How do I retain precision for a Fortran MPI program in a portable way?
Asked Answered
D

3

17

I have a Fortran program where I specify the kind of the numeric data types in an attempt to retain a minimum level of precision, regardless of what compiler is used to build the program. For example:

integer, parameter :: rsp = selected_real_kind(4)
...
real(kind=rsp) :: real_var

The problem is that I have used MPI to parallelize the code and I need to make sure the MPI communications are specifying the same type with the same precision. I was using the following approach to stay consistent with the approach in my program:

call MPI_Type_create_f90_real(4,MPI_UNDEFINED,rsp_mpi,mpi_err)
...
call MPI_Send(real_var,1,rsp_mpi,dest,tag,MPI_COMM_WORLD,err)

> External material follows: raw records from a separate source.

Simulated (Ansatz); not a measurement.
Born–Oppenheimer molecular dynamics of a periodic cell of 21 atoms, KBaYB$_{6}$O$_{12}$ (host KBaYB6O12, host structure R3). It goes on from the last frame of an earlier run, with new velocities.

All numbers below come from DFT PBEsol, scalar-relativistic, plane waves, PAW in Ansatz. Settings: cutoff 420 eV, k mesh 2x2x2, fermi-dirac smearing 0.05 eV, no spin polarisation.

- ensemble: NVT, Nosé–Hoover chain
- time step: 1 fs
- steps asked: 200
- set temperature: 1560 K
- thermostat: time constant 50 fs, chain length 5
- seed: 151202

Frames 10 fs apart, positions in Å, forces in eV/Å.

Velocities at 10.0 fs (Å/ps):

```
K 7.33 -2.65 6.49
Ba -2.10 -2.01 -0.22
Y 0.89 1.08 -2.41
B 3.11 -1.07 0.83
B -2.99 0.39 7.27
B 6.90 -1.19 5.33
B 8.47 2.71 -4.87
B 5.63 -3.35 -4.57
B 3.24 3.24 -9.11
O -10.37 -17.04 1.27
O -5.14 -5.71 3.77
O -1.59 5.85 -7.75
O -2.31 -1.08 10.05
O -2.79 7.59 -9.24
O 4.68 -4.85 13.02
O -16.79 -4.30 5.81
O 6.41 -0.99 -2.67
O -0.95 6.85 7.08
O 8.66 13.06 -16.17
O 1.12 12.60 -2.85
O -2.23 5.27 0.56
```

However, I have found that this MPI routine is not particularly well-supported for different MPI implementations, so it's actually making my program non-portable. If I omit the MPI_Type_create routine, then I'm left to rely on the standard MPI_REAL and MPI_DOUBLE_PRECISION data types, but what if that type is not consistent with what selected_real_kind picks as the real type that will ultimately be passed around by MPI? Am I stuck just using the standard real declaration for a datatype, with no kind attribute and, if I do that, am I guaranteed that MPI_REAL and real are always going to have the same precision, regardless of compiler and machine?

UPDATE:

I created a simple program that demonstrates the issue I see when my internal reals have higher precision than what is afforded by the MPI_DOUBLE_PRECISION type:

program main

   use mpi

   implicit none

   integer, parameter :: rsp = selected_real_kind(16)
   integer :: err
   integer :: rank

   real(rsp) :: real_var

   call MPI_Init(err)
   call MPI_Comm_rank(MPI_COMM_WORLD,rank,err)

   if (rank.eq.0) then
      real_var = 1.123456789012345
      call MPI_Send(real_var,1,MPI_DOUBLE_PRECISION,1,5,MPI_COMM_WORLD,err)
   else
      call MPI_Recv(real_var,1,MPI_DOUBLE_PRECISION,0,5,MPI_COMM_WORLD,&
         MPI_STATUS_IGNORE,err)
   end if

   print *, rank, real_var

   call MPI_Finalize(err)

end program main

If I build and run with 2 cores, I get:

       0   1.12345683574676513672      
       1   4.71241976735884452383E-3998

Now change the 16 to a 15 in selected_real_kind and I get:

       0   1.1234568357467651     
       1   1.1234568357467651  

Is it always going to be safe to use selected_real_kind(15) with MPI_DOUBLE_PRECISION no matter what machine/compiler is used to do the build?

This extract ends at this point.